Oil prices in the Middle East are under pressure as concerns of oversupply intensify, with OPEC+ pushing ahead on its production strategy and Chinese demand showing signs of weakness.
On Monday, the prompt spread for Abu Dhabi’s flagship Murban crude slipped into its deepest contango of the year, a bearish market structure where near-term prices trade below later contracts, signaling an expanding supply. Traders also reported that December-loading Upper Zakum barrels were selling at a discount of around 20 cents to the official selling price, double the markdown seen last week.
Brent and West Texas Intermediate futures mirrored the sentiment, falling more than 3% in Monday’s session. The declines come as OPEC+ prepares to raise output in November, despite warnings from the International Energy Agency and Wall Street banks about a growing global surplus.

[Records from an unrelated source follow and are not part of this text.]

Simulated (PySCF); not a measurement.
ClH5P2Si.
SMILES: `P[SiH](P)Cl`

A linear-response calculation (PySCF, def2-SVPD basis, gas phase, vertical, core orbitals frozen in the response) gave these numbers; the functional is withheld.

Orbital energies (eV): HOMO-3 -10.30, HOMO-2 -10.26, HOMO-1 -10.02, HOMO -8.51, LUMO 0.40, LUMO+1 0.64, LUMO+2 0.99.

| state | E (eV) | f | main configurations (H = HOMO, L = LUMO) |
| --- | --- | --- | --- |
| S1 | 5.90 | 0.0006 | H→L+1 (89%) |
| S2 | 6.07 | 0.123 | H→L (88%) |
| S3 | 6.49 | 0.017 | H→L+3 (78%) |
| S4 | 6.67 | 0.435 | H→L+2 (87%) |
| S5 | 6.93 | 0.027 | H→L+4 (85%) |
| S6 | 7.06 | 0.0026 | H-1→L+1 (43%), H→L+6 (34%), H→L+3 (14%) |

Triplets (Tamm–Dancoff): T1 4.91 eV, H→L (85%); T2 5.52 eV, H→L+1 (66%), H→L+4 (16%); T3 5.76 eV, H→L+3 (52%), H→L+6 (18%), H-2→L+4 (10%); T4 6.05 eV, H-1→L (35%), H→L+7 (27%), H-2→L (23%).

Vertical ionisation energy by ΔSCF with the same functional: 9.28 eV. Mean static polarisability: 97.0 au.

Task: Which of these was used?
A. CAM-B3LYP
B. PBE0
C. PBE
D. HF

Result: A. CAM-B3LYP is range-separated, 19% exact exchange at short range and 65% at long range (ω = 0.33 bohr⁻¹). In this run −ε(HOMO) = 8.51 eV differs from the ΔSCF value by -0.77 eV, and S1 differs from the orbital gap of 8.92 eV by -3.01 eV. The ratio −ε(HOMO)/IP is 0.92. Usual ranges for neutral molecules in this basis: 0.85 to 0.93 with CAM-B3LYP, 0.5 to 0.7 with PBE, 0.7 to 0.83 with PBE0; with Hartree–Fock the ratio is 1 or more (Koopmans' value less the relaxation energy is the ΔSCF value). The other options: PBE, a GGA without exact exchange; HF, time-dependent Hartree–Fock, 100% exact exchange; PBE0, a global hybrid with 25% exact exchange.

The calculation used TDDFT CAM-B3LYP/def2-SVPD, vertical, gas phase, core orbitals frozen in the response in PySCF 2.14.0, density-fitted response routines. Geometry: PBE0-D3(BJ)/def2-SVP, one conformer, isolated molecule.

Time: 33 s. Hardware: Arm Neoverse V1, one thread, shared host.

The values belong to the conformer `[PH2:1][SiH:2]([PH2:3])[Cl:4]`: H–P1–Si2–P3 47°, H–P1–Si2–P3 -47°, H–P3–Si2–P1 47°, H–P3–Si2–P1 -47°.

“There’s a visible overhang in seaborne markets,” said Brian Leisen, global strategist at RBC Capital Markets, as reported by Bloomberg. “Volumes are running 170 million barrels higher than this time last year, and China has not been the ‘catch all’ buyer in Q4.”
While Middle East benchmarks Oman and Murban retain some strength in second and third-month spreads, the weakness in front-month contracts underscores market unease. Chinese refiners, typically a stabilizing force, are curbing runs amid seasonal maintenance and a delay in import quota allocations.
At the same time, Middle Eastern producers are facing rising competition in Asia from U.S. crude exports, which adds further pressure on prices and raises the prospect of cargo overhangs as the current trading cycle comes to a close.
The near-term outlook hinges on whether OPEC+ moderates supply plans or whether Chinese reserve purchases can offset slowing refinery demand. Until then, traders expect volatility to remain elevated, with risks skewed toward further softness in Middle Eastern grades.